This was all well and good, and everyone was justifiably excited. But when the champagne had gone flat and the helium balloons lost their buoyancy, they realized that the tristimulus values were just not intuitive. The numbers did not readily relate to our intuitive understanding of hue, value, and chroma.
The diagram below shows one early attempt at relating these numbers to something intuitive. The x axis is the x tristimulus value, and the y axis is the y tristimulus value. The brightly colored overlay shows a rough mapping of these numbers into our perception of colors.
The chromaticity diagram, showing the MacAdam ellipses
Another deficiency of the chromaticity diagram is illustrated by the "MacAdam" ellipses on the chart in the above diagram. These ellipses represent the range of tristimulus values that we would perceive as being the same color . Anything within those ellipses looks the same.
Munsell provided us with a color space that had this wonderful property of perceptual linearity. Beyond just being cool, this property is of practical importance. While it is important that we can say "if two objects have the same XYZ values, then they are the same color", it is even more important to be able to specify how close to the same XYZ values that they need to be in order for us to perceive them to be the same color. And even more important still is the idea of being able to quantify when a measured color is acceptably close to a target color.
Attempts to rectify the situation
The challenge was taken up by many researchers. The goal was basically this: to find a mathematical transform to convert XYZ tristimulus values into a color space that looked like the Munsell color space. Richard Hunter, in his book The Measurement of Appearance provides a handy summary of the work that went into this effort between 1931 and 1976. I recommend printing this image off and tacking it to the wall in your office. I am sure that you will find yourself frequently referring to it.

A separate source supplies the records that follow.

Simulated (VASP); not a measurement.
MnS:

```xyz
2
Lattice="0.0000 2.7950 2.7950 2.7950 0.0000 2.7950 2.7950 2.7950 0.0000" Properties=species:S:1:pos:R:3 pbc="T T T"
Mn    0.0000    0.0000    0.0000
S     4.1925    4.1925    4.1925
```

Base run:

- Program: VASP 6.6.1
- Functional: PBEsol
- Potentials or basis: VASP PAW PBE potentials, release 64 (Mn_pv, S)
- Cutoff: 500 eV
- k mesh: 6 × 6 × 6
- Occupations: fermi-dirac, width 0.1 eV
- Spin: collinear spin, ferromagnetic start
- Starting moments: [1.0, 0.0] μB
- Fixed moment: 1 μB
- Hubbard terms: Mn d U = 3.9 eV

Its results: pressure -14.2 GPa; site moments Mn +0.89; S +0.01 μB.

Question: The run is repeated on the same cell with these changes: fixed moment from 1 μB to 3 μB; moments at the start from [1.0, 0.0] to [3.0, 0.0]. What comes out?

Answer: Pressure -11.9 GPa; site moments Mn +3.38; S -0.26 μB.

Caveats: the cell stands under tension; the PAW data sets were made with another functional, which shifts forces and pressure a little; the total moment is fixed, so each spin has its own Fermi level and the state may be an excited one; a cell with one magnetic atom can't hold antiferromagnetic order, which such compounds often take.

A family tree of color spaces
(Stolen with neither malice or remorse from Hunter's book)
As you will see, the culmination of this work came in 1976, with the standardization of the color space called L*a*b*. This is a natural point for Hunter to end his color tree, since this book was published in 1975. How he came to know that L*a*b* would become a standard the year after his book was published is a mystery to me. He must have had some inside information.
L*a*b*, AKA CIELAB , did a good job of capturing the essence of the layout of the Munsell color space. The L* value correlates moderately well with Munsell's "value" axis. The a* and b* values can be translated quite easily into analogs of Munsell's hue and chroma. A mathematician (or an engineer who remembered her math) would be immediately reminded here of the arctangent function.
L*a*b* also came along with a reasonably simple way to express the difference between two colors. If you lay out two colors on a three dimensional grid, you can use a tape measure to determine the distance between two colors. A mathematician (or an engineer who remembered her math) would recognize the Pythagorean theorem in this.
The L*a*b* values are scaled so that one step in any direction corresponds to a "just noticeable difference" in color. This step is referred to as a ΔE (read as delta E). Unfortunately, a ΔE does not do a great job at predicting color difference. For example, a step of 5.0 ΔE in the direction of making yellow a more saturated color is just barely noticeable. A step of 0.5 ΔE in any direction around a neutral gray is noticeable.
As another example of the disparity between ΔE and our actual perception of color difference, one brilliant researcher devoted an entire blog post to counting the number of discernible colors. An entire blog post! Can you imagine that?!?!? When counted in L*a*b* space, there were something over 2 million. But the real number is somewhere closer to only 346 thousand.
What was needed is a more accurate way of expressing color difference. That's the topic of the next part in this series.
 I need to be fair here. Albert Munsell was a brilliant man who devoted his life to understanding color, and to teaching kids about color.
 At least that's the way they look on my monitor. Like most computer monitors, mine is not calibrated, so I can't really be sure what the ramps will look like on your monitor!
 Technically, the ellipses are drawn at ten times that threshold of just noticeable difference.
 These are the only correct names for this color space. They are routinely called Lab or CIELab or even LAB. These are all incorrect and naughty. Note that Hunter invented Lab, so it is just plain wrong to call CIELAB by this name. Wrong.